There were 1.8 official unemployed persons per job opening at the start of the recession, December 2007. Below is the graph of the official unemployed per job opening, currently at 1.9 people per opening.
If one takes the U-6 broader measure of unemployment that includes people who are forced into part-time work and the marginally attached, the ratio is 3.8 people needing a job to each actual job opening. In December 2007 this ratio was 3.2.
Job openings have not been this high since January 2001, the height of the dot con bubble. By either measure it is clear job openings have finally returned to pre-recession levels. Graphed below are raw job openings. Currently job openings stand at 4,834,000.
Since the July 2009 trough, actual hires per month have only increased 32.8%, Total hires are still below pre-recession levels, but not by much, about 2.4%. In the private sector hires are about 2.1% below their pre-recession levels. Bear in mind on levels the working population has increased significantly since 2007, so the lack of a hiring boom shows sluggish work opportunities. Additionally, Businesses can say there are job openings, but if they do not hire an American and fill it, that doesn't help the labor situation. In truth, businesses are trying to squeeze workers and import cheap labor instead of hiring Americans at middle class wages and benefits. Below is the graph of actual hires, currently 5,055,000.

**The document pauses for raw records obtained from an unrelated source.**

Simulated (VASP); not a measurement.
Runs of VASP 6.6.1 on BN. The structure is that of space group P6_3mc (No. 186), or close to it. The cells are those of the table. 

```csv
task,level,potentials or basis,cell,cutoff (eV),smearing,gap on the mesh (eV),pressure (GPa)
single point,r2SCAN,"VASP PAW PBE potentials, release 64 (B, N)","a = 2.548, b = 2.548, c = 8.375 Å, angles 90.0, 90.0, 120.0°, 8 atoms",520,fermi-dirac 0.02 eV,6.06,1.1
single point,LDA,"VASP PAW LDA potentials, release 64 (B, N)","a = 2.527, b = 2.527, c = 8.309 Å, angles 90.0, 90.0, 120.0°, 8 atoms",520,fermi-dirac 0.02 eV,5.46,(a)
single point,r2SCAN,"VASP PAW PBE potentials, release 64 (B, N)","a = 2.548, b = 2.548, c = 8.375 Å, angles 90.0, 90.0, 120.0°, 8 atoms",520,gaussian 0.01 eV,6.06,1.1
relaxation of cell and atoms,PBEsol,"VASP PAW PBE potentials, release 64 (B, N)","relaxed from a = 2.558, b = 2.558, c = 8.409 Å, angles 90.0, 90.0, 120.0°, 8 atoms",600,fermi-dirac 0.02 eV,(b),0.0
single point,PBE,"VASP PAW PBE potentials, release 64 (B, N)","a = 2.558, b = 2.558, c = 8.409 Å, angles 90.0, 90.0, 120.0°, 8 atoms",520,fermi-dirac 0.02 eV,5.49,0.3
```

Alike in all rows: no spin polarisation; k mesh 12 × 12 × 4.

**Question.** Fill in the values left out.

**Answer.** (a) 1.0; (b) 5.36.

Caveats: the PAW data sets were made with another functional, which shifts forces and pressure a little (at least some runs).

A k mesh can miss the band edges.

Graphed below are total job separations, currently at 4,824 million. The term separation means you're out of a job through a firing, layoff, quitting or retirement and is also called turnover.
Layoffs and firings were 1.7 million, which is a return to July levels. Below is a graph of just layoffs and firings. One can see from labor flows businesses are not trashing their workforce like they did in past years. Labor flows means the way people are hired, stay at a job, quit, get fired, get another job and so on. It is the overall flow of the labor market for as people are get jobs, they also lose them.
Graphed below are openings, separations and hires levels, so we can compare the types of labor flows. While layoffs have declined to pre-recession levels, it is the hires (blue) that needs to increase. The below figures also disprove a labor shortage. A labor shortage would imply more job openings than unemployed available to fill them.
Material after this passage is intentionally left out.